This reminds me that I really want A-star pathfinding and Dijkstra range-finding as built-in features. Your input Mogri, would be valuable as to how a plotscript interface for these should look.
I actually wrote a kludgy a* algorithm for my own game. It uses globals from.. I think around 1000 to 16000 to represent map tile costs (so I'm limited to 100 x 150 / 122 x 122 -tile maps but hey) and then it fans out from any given x, y coordinates using two for-loops (x, -range, range), (y, -range, range) and an if (abs(x) + abs(y) << range) and sets a cost for the given tile if it is adjacent to any cost-having tiles (it ignores 0-value tiles; the function starts off by writing a 1 at the given x, y). It then adds the range to the cost if the tile contains an npc or is otherwise an "obstructed tile". In that way, I created a situation where the enemies would go around obstructions if possible but would just bump up against them if not.

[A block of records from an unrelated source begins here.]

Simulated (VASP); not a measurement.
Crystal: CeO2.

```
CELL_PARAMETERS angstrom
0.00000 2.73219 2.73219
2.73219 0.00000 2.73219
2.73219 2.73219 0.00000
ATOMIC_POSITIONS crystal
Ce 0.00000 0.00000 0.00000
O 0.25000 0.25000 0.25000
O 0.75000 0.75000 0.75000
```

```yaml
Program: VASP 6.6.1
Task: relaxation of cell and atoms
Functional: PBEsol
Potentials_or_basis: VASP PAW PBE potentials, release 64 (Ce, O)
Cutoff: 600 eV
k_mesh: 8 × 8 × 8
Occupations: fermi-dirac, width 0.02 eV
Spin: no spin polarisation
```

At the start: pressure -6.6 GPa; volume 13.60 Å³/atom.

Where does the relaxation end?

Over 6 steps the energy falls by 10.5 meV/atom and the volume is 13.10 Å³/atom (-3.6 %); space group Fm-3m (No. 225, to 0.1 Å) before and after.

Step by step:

This took me several weeks to get working right for a few reasons. The first is that if you get to a range of, let's say around 50, the engine starts to chug (as you might imagine). To combat this, I have the algorithm dump out if it writes a tile next its target and the tile-cost it has written is less than the total range (still not sure if this logically makes 100% sense but in practice it seems to).. I also changed the direction the x and y for-loops fan out so that it will examine tiles that are closest to an "as-the-crow-flies" path first. Additionally, I have set up a waypoint system whereby there are waypoint npcs that attempt to cut off very large ranges; e.g. if hero x is above waypoint a and enemy y (the searcher) is below waypoint a, use waypoint a as the cutoff point rather than hero x.
Anyway, if I had my druthers, the plotscripting version would work like this:
First, there would be a function that would attach value to a range of maptiles fanning out from x, y arguments with a third arg being the range. An optional fourth argument would tell it how to behave if it found "obstructions" (and maybe another optional fifth arg that would determine what constitutes an obstruction, e.g. npcs and walls). The three behaviors I can think of are that it should either write a zero (valueless or "unreachable" tile), write a cost + range (as I have it doing above) or ignore the obstruction and just write the normal cost.
Next there would be functions like "get tile cost" and "set tile cost" to be run after the above function (args are x, y). And also a "get direction of lowest cost adjacent tile" and "highest cost" (args would be x, y again; I'd say "get coordinates" or "get tile" but I don't know how it would return that). These functions might also have an optional arg for it to determine behavior if two or more adjacent tiles are of equal value (e.g. "choose random", "choose bottom-leftmost", etc.). Also, there would be a "wipe out all costs" function, of course.
Okay, that was a lot of text... Please let me know if you have any questions or would like me to clarify. If you'd like to see any of this code I've described, too, just let me know.
Also, I'm not at all saying that this way is the best, please keep that in mind. Code optimization has always been a problem for me. If anything, I'm hoping that this thread sparks something of a dialogue on this subject (which fascinates me; I had never even heard of a* before about a month ago when I was doing Google searches for "path-finding for npcs"). I'll probably learn something!